METEO 825
Predictive Analytic Techniques for Meteorological Data

CART Part 1: Defining Rules

Prioritize...

After you have read this section, you should be able to interpret a tree diagram and understand how rules are built.

Read...

As I mentioned earlier, CART, or Classification and Regression Trees, is a rule-based machine learning method. It’s a common AI technique used in the field of weather and climate analytics. We actually used regression trees in Meteo 815 when we discussed data mining, so this should not be the first time you have heard of the method. In this lesson, however, we will dive deeper into the details of CART and explore exactly how the tree forms and how the rules are built that define the tree. Read on to learn more.

A Tree of Rules

In the end, we will have a set of rules that are used to predict the categorical outcome. So, how does the tree of rules work? Each case goes to the first rule and gets sent down one branch of a split (Yes or No). Each of the two branches leads to another rule. The case goes into the next rule and splits again, getting sent down another branch. This process continues to the tips of the branches (leaves).

The goal is to have all the cases that end up at a given branch tip to have the same categorical outcome. Below is an example of a decision tree for flight rules.

Decision tree for flight rules. Refer to text below.
Example of a decision tree for flight rules
Credit: J. Roman 

You start at the top with all of the observations (or whatever other inputs you are using). You follow Rule 1, which will lead you down one of the branches. Whichever branch you follow, you then go to Rule 2 which will lead you down two more branches which end up at the branch tip with the final outcome. The branch tip is formally called the leaf.

Building a Rule

Before we can build our tree, we need to build the rules. Each rule takes the form:

If predictor > threshold, then Yes, else No

Thus, we can build different rules using different predictors. And we can create different rules by changing the threshold applied to any one predictor.

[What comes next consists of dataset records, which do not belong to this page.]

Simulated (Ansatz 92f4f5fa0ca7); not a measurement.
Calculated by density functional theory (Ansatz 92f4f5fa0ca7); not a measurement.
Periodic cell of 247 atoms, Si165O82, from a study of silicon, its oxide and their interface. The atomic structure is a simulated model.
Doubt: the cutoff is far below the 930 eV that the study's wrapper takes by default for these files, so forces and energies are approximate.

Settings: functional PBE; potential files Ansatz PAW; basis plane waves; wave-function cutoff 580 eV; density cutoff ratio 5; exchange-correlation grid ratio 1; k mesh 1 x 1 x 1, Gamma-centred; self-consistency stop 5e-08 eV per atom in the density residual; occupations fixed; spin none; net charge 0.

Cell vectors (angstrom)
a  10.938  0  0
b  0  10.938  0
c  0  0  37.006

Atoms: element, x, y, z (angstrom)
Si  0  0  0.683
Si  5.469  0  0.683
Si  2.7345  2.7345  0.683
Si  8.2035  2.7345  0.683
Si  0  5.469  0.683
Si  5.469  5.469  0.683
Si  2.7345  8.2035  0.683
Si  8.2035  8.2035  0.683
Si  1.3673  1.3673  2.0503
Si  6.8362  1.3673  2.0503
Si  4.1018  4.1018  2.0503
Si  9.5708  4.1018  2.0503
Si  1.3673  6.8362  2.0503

We build rules by testing all the predictors to see which one gives us the biggest increase in purity (e.g., the biggest decrease in H). For each predictor, we have to test multiple threshold values to see which works best. Usually, about 20 thresholds spread across the range of a predictor is sufficient. We test each of these predictor threshold combinations on our entire set of training cases (cases where we know both the predictors and the actual categorical outcome).

Below is an example of a purity calculation for different thresholds.

Minneapolis, MN Predict Tmin less than 32 from Tmax. Refer to text below.
Purity for different maximum temperature thresholds in Minneapolis, MN to predict if the minimum temperature will be less than freezing
Credit: J. Roman

The goal was to predict whether the minimum temperature would be below 32°F in Minneapolis, MN based on the maximum temperature from the day before. I created 12 thresholds starting at 35°F and going up to 60°F. For each threshold, I estimated the probability of observing a Tmin < 32°F given Tmax was between the threshold values. There is an optimal threshold with worse (bigger) values of H on either side (this threshold is 43°F to 45°F). The H value for the optimal threshold is 0.15, which means it does not yield 0 or a perfect purity. This just means that our one forecast rule wasn’t enough to give perfect forecasts on the training data. Hence the need for multiple rules (e.g., CART).